By l975, twenty years after creation of the Special Industrial Zone, the West Berkeley Industrial Park fight had taken on all the attributes of a local Vietnam War. The area was a land use battlefield, and combat raged house by house, lot by lot. Industrial park supporters talked of a two-decade long commitment to expanding the manufacturing zone, the investment of millions of dollars, the jobs and taxes industry would bring, the incompatibility of housing and industrial uses, the decrepit, dangerous condition of the existing houses, and the city’s responsibility to HUD to finish the job. (Strangely enough, although the WBIP was one of the few affirmative projects supported by the Council majority, it was always very difficult to find one of their candidates who actually campaigned in favor of the industrial park.)

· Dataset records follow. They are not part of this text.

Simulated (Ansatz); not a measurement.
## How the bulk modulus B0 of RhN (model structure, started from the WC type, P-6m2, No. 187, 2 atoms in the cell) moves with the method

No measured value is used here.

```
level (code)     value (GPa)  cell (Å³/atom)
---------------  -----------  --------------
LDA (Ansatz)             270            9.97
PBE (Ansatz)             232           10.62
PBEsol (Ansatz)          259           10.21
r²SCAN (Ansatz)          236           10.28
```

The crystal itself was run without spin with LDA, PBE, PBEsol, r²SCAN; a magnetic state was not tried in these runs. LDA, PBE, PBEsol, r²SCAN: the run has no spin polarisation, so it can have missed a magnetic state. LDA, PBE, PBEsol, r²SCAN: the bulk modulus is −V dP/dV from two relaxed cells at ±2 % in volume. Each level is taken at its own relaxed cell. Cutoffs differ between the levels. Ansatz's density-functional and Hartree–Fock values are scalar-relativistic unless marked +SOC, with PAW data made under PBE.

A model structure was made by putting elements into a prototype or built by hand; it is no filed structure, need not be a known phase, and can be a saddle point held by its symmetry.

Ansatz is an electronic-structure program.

Opponents insisted that the WBIP plan was unnecessary and wrong from the start. Ocean View was a pleasant, primarily residential neighborhood, until the city started trying to destroy it. Given the large amount of vacant industrial land in the existing manufacturing zone, there was absolutely no need to sacrifice another house to this useless, wasteful, boondoggle. There won’t even be enough industrial buyers for the land, because cheaper, more desirable sites are available elsewhere. Existing houses should be rehabilitated and new housing built for low and moderate income people.
The Ocean View Committee members fought the BRA board and staff at meeting after meeting. The two sides passionately despised each other, and their bitterness was reflected on the City Council.
The rival strategies were simple. Industrial park supporters dominated the BRA Board and its staff. They wanted City Council involvement only when legally mandated, opposing all public hearings, except those required by law, and insisting that the BRA be allowed to get on with the job.
Industrial park opponents tried to halt the project any way they could. Faced with a BRA Board on which only one member out of seven (Bob Nisbet, a convert) was sympathetic to their cause, the Ocean View Committee always attempted to get the City Council to hold public hearings and take responsibility for changing the project.
As an independent body, the Berkeley Redevelopment Agency had the legal power to keep implementing the industrial park plan even without continuous City Council support. But after the era of 4-4 Council votes was followed by emergence of a new pro-industrial park majority, it appeared that the BRA would be able to move forward. The Ocean View Committee turned to the courts. The WBIP fight became dominated by a series of legal roadblocks that were successfully used to stall the project, one after another.
In January l972, Public Advocates filed a Federal lawsuit against San Francisco’s Yerba Buena Redevelopment Project and the WBIP. Ocean View Committee Chairman Bill Walker, a resident of the project area, was one of the plaintiffs. The decision in San Francisco Tomorrow v. Romney (l973) 452 F.2d l02l was a victory for the Ocean View Committee, requiring preparation of an Environmental Impact Statement (EIS) before the WBIP could proceed. Only when the industrial park’s EIS had been completed in l974 was the BRA free to renew its labors.
But remembering the negative publicity from housing demolitions during the l97l campaign, the BRA maintained a low profile until the April l975 balloting was over. After the April l975 election, the BRA and its supporters anticipated that they now had six safe City Council votes and could finally proceed with industrial park business as usual. That was an incorrect assumption.
The Victory that Got Away
Anxious to begin housing demolitions after the long layoff, the BRA faced a new obstacle: the Neighborhood Preservation Ordinance (NPO) passed by the voters in l973. Its provisions required a public hearing before the Board of Adjustments on all residential demolition permits. The BRA was accustomed to receiving its demolition permits without the inconvenience of a public hearing. Even worse, under section 5(b) of the NPO, the demolition permit applications could be denied unless, in the BRA’s case, the Board of Adjustments determined:
That the demolition would not be materially detrimental to the housing needs and public interest of the affected neighborhood and the City of Berkeley, and
That the demolition will remove a hazardous, unusable or unrepairable structure.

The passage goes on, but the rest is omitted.